By Peter Mead on Aug 7, 2019
Your introduction is not the place to proclaim the global impact this one message (via this one messenger) is going to have, or even has had.
The first moments of a message make a massive difference. Just jumping into the message without any real introduction is a wasted opportunity. But there is the other extreme to beware of too: the overly hyped intro.
Yesterday I sat down to watch a DVD set that I thought might work for the small groups in our church. They won’t work. The speaker, who I have enjoyed in the past, turned the introduction to a short series of messages into an infomercial of hype. The first ten minutes of the first message, and then the first five minutes of the second, were taken up with what felt like sales hype.
“I was speaking at a conference, but my message wasn’t working, so I turned to such and such a passage, and I didn’t know what I was going to say next, and then out came this message that I am going to share with you…” Which was followed by a bigger conference, tens of thousands, repeat of the message, lives transformed forever, etc., etc.
Maybe I am just too cynical. I know many Christians would love that and talk in eager tones about how amazing that experience was and how faithful God was, etc. But for me, this kind of “God gave me this miraculous and direct” type of introduction left an empty feeling. I also wonder how it would sound to someone on the fringes of the church.
An introduction to a message is not the place to tell your audience the global impact this one message (via this one messenger) is going to have, or even has had. By pointing listeners to other, bigger, international, church leader audiences, there is a sense in which the introduction is crossing some line we shouldn’t cross. Are these listeners now obligated to speak in exaggerated terms about the message? If the message is so powerful, wouldn’t that power hit home even without the opening sales pitch?

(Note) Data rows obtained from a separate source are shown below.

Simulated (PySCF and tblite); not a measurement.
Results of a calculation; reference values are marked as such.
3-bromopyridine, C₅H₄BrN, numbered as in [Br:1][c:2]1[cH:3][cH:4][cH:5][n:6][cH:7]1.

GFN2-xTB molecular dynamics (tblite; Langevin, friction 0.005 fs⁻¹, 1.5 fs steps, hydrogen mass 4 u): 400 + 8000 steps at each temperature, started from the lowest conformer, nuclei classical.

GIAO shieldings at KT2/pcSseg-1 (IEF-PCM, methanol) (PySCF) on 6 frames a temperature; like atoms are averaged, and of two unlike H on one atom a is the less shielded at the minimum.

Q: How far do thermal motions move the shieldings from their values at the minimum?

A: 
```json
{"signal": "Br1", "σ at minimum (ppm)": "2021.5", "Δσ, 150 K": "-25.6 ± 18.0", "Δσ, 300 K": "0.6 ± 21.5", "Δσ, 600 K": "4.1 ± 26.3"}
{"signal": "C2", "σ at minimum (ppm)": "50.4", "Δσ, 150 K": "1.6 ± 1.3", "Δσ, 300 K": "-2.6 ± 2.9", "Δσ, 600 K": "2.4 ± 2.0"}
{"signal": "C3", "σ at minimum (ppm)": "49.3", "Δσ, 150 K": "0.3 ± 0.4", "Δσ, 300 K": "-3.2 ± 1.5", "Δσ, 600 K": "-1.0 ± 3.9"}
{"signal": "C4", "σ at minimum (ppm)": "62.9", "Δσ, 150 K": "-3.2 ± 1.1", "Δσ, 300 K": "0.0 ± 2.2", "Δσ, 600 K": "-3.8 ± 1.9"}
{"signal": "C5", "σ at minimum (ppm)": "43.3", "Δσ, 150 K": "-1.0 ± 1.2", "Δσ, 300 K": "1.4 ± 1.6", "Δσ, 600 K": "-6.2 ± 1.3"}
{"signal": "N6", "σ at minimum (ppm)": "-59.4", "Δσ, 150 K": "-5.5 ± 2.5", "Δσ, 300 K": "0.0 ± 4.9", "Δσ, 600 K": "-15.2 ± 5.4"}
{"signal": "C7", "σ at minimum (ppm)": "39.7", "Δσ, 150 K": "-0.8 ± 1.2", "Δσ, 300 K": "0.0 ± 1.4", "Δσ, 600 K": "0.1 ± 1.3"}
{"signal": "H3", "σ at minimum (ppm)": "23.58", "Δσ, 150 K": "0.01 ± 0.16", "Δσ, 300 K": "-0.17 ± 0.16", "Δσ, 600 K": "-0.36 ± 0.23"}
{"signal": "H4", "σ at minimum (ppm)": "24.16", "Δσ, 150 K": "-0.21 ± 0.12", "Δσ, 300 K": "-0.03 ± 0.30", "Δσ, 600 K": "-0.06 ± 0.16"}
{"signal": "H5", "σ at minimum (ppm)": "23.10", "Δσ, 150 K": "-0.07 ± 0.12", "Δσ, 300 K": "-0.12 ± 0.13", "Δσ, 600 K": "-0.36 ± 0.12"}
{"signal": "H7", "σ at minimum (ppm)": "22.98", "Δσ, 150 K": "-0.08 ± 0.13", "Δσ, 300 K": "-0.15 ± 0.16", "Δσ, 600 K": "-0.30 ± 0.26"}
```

Don’t get me wrong, the opposite extreme can be really unhelpful. That is, “turn with me to this passage…” and no attempt at forging a connection.
The introduction is the time to connect with your listeners, to connect them with their need for the message, and connect them with the passage with an engaged sense of anticipation.
But when the intro becomes sales hype, these connections become tenuous at best. They could feel disconnected from you, the speaker, because you are such an out-of-their-league big shot. They could feel disconnected from the message because God gave it somewhere else for other folks. They could feel disconnected from the passage, because the implication of your introduction is that direct revelation is what makes this message special. And they could feel a general distance from the whole scenario if they suspect any stretching of the truth in what you say.
Even if the hype is true, just introduce the message in a way that is relevant for this group of people and let God’s Word and God’s Spirit do his work. Introduce effectively, but hype and sales pitches aren’t necessary.